This article updates a previous Nature4Climate piece on the UNEP State of Finance for Nature figures. It reflects new data from the 2026 edition of the report, which tracks 2023 finance flows.

We need nature-based solutions to help tackle the intertwined crises of climate change, biodiversity loss and land degradation. The good news is that investment in these solutions is still moving in the right direction. The bad news is that it is not moving nearly fast enough.

According to UNEP’s latest State of Finance for Nature report, nature-based solutions received roughly US$220 billion in 2023. That is up from US$200 billion in 2022. But the pace of growth has slowed. After rising 11% in the previous assessment, finance grew by just 5% this time around. And while the total is moving closer to what is needed, it still amounts to only 38.5% of the annual US$571 billion required by 2030 to meet global climate, biodiversity and land goals.

So, are things improving? Yes. Are we on track? Not yet.

A few years ago, we wrote that nature-based solutions were receiving only 37% of the finance needed to reach global climate goals. That figure helped show just how large the gap was, and how far nature remained from the center of global investment. The new numbers tell a slightly more encouraging story, but only slightly. The gap is narrowing, but slowly. The target has shifted from roughly tripling finance to scaling it by around 2.5 times. That is an improvement. But it is still a daunting challenge, especially when momentum appears to be weakening at precisely the moment it should be accelerating.

BETTER ANALYSIS

As with previous updates, part of what has changed is the quality of the underlying data. UNEP’s State of Finance for Nature report has continued to refine its methodology and broaden its scope. It now offers a clearer picture not only of how much is flowing into nature-based solutions, but also of how much finance continues to flow in the opposite direction. 
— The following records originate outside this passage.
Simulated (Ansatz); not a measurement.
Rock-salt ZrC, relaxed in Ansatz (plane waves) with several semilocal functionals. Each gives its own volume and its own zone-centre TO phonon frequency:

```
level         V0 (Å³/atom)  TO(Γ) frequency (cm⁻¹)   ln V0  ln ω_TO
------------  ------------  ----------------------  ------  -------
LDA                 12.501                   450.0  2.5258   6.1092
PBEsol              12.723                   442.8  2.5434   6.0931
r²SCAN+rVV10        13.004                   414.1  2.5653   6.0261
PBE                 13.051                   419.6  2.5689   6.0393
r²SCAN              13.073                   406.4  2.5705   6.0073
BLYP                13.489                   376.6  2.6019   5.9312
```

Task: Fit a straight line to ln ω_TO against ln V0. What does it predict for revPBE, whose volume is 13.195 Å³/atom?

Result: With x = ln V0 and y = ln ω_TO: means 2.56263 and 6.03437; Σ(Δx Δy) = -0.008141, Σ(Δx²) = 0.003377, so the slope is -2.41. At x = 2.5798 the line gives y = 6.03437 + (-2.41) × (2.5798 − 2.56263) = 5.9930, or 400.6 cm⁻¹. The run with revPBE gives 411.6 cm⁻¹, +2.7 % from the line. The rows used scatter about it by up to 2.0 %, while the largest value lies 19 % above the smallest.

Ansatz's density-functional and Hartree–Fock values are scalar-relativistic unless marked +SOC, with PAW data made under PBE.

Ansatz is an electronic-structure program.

That bigger picture matters. In 2023, finance directly harmful to nature reached US$7.3 trillion. That is more than 30 times the amount flowing into nature-based solutions.

In other words, even as investment in nature continues to rise, the global economy is still overwhelmingly financing the destruction and degradation of the very systems it depends on.

This is one of the most important insights in the new report: that harmful finance still dwarfs positive finance on a massive scale, making the challenge before us both clearer and more urgent.

CRUNCHING THE NUMBERS

Total finance for nature-based solutions reached US$220 billion in 2023. Public finance continues to do most of the heavy lifting, accounting for US$197 billion, or about 90% of the total. Private finance, by contrast, stood at just US$23.4 billion, underlining that the private capital is still not coming forward at the scale needed. 

This is another worrying signal in the report. For years, much of the conversation has focused on how to crowd in more private capital, build investable pipelines, improve metrics and disclosures, and create the enabling conditions for finance to flow. But these latest figures suggest that, for all the progress in awareness and ambition, private participation is still fragile. 

WHY THE SLOWDOWN?

The report does not offer a single simple answer, and neither should we. It would be easy to read the slowdown as proof that private interest in nature is fading. But the picture is more complicated than that.

On the one hand, private finance remains modest, and current flows are nowhere near what is needed. On the other hand, there are clear signs that awareness of nature-related risk is growing. UNEP notes that more than 730 organizations have now adopted the TNFD framework, representing US$22.4 trillion in assets under management. That suggests the issue is not one of visibility alone.

The challenge is turning growing awareness into actual capital allocation. That means confronting some hard realities. Nature finance is still often seen as difficult to structure, difficult to measure and difficult to scale. Policy signals are uneven. Public budgets are under pressure. And in a more uncertain global environment, investors may be retreating toward what feels familiar, even when the long-term risks of doing so are obvious.

WHAT HAPPENS NEXT?

There is still reason for cautious optimism. The financing gap is narrower than it was. We have better data than we did a few years ago. There is more recognition of nature-related risk across finance and business. And the report is clear that private capital could grow much faster with the right enabling conditions, standards and risk-sharing instruments in place.

But optimism alone will not close the gap. If the world is serious about reaching US$571 billion a year by 2030, then the next phase cannot rely on incremental growth alone. It will require a much more deliberate shift in how capital is directed.

That means, first, reducing the trillions still flowing into nature-negative activities. Even a small reallocation of harmful finance could dwarf current investment in nature-based solutions.

Second, it means making nature more investable. Better disclosures, more credible metrics and stronger pipelines all matter.

Third, it means de-risking private capital more effectively. Guarantees, blended finance and other public tools will remain essential if private finance is to scale.

And finally, it means policy clarity. Markets respond to signals. If governments want finance to move, they need to create the incentives, standards and frameworks that make that movement possible.

The latest UNEP figures do not tell a story of failure, but one of hesitation. With 2030 fast approaching, the critical question before us is whether governments, businesses and financial institutions can reverse this trend and act quickly enough to make that happen.